Talent acquisition is red hot in some markets right now. That means that even the best-intentioned and hardest-working internal HR manager/recruiter will find it difficult to keep up with the demands from hiring managers. As internal company recruiters require assistance from the outside, independent recruiters are a common way to supplement internal efforts. Every employer is different, but sometimes this relationship between internal staff and third-party recruiters can become uncomfortable, contentious, and even adversarial.
Here are some issues that cause friction and suggestions on how internal HR can create “the fix.”
It will often depend on the employer and the individual recruiters involved, but a search can turn into a competition. Each party is working to outperform the other and along the way creating opportunities for sabotaging the process.

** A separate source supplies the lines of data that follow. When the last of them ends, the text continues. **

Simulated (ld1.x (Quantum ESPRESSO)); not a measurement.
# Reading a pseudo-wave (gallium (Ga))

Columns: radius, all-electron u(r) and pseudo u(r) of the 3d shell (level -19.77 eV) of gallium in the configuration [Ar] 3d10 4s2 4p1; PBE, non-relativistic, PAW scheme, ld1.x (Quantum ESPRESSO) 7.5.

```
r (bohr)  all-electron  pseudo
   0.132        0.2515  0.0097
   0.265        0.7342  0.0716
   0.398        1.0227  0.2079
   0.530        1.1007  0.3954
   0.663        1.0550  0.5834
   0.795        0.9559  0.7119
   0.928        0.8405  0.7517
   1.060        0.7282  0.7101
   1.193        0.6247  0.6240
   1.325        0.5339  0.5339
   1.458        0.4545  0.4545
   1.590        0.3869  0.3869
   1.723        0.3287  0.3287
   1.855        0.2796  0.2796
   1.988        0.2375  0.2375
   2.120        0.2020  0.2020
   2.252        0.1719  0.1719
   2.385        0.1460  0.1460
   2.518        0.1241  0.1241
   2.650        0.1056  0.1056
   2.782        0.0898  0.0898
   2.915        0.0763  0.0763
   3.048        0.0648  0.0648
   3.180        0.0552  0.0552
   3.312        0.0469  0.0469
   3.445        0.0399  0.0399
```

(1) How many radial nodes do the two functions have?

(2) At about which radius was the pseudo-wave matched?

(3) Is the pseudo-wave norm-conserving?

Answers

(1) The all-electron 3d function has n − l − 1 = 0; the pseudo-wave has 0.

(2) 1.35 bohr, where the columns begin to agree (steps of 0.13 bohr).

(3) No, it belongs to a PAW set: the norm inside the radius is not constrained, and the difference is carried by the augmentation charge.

The fix: Independents or third-party recruiters are often paid on a contingency basis. Make sure to give the independent recruiter credit for any action that leads to a hire. Yes, you had the candidate in your database, but you really had zero interest in the candidate until your third-party recruiter updated the candidate’s background and found they were willing to take a pay cut, move halfway across the world or some other condition internal HR had no insight to. Independent recruiters should be viewed as an extension of the internal HR department. They are selling your company to candidates and representing your brand in the marketplace. They want to be successful; let them help. Coach them to better performance; do not sabotage or create more difficult conditions for these folks that are attempting to help you reach a goal.
It is not unusual for internal HR to maintain the easier openings to fill and offer the more difficult assignments to the independent recruiter. As this happens, there are limited resources that must be shared including time and access to the hiring manager. This causes an issue because the best candidates are highly sought after by many and reaction time is often critical.
The fix: Create benchmarks for performance. If a candidate is delivered, what is the agreed maximum response time allowed by internal HR? Pick a time and live with it. Hiring managers need to be held accountable for being accessible to recruiters whether the recruiter is internal or external. Hiring managers likewise need to respond in a maximum number of hours to requests for interviews, interview feedback, or details that will allow a candidate to make a yes decision. If these jobs are not urgent, then please tell your independent recruiter to “stand down” until a priority has once again been established. Nobody likes to hurry up and wait. Callbacks the same day or within a 24-hour window is a basis of most businesses. It is a basic requirement of being a good partner…make it happen.
It is at the root of most issues in business. Independent recruiters expect and deserve the basics of direct, accurate, and timely communication. Sometimes due to the detached relationship and compensation structure of independent resources called in to support internal HR and recruitment, the independent gets slow or less-than-accurate communication.
The fix: When things change, think about who is representing your company in the marketplace. Often that is an independent recruiter. If the job is canceled, the project delayed, the funding canceled, your partner on the outside needs that info immediately. Return calls and emails as you would if it was a great candidate calling or emailing directly, because it very well may be a great candidate being represented by the independent recruiter you have partnered with.
Sometimes partners that should be supporting each other like to show that they are superior. It is more than just competition when this happens; there is a need to be dominant and have someone subservient to the power that one side can wield.
The fix: We are on the same team. One party may have a better degree or a regular paycheck from an “important” employer, but we are both just trying to do a good job and to help that important employer get the best talent available. Sometimes independents have great instincts honed from the experience of headhunting thousands of successful placements in a lifetime. Sometimes our advice on offers is meant to help you get what you want and need. You are not always right and we are not always wrong. We have different experiences, perspectives and points of view. The more you listen, the better informed you will be. We win when you win.
Obviously this is a very heavily weighted point of view on this subject, from the independent recruiter’s side of the transaction. I’m sure there are other ways to view these situations. Please feel free to correct the errors of my thinking.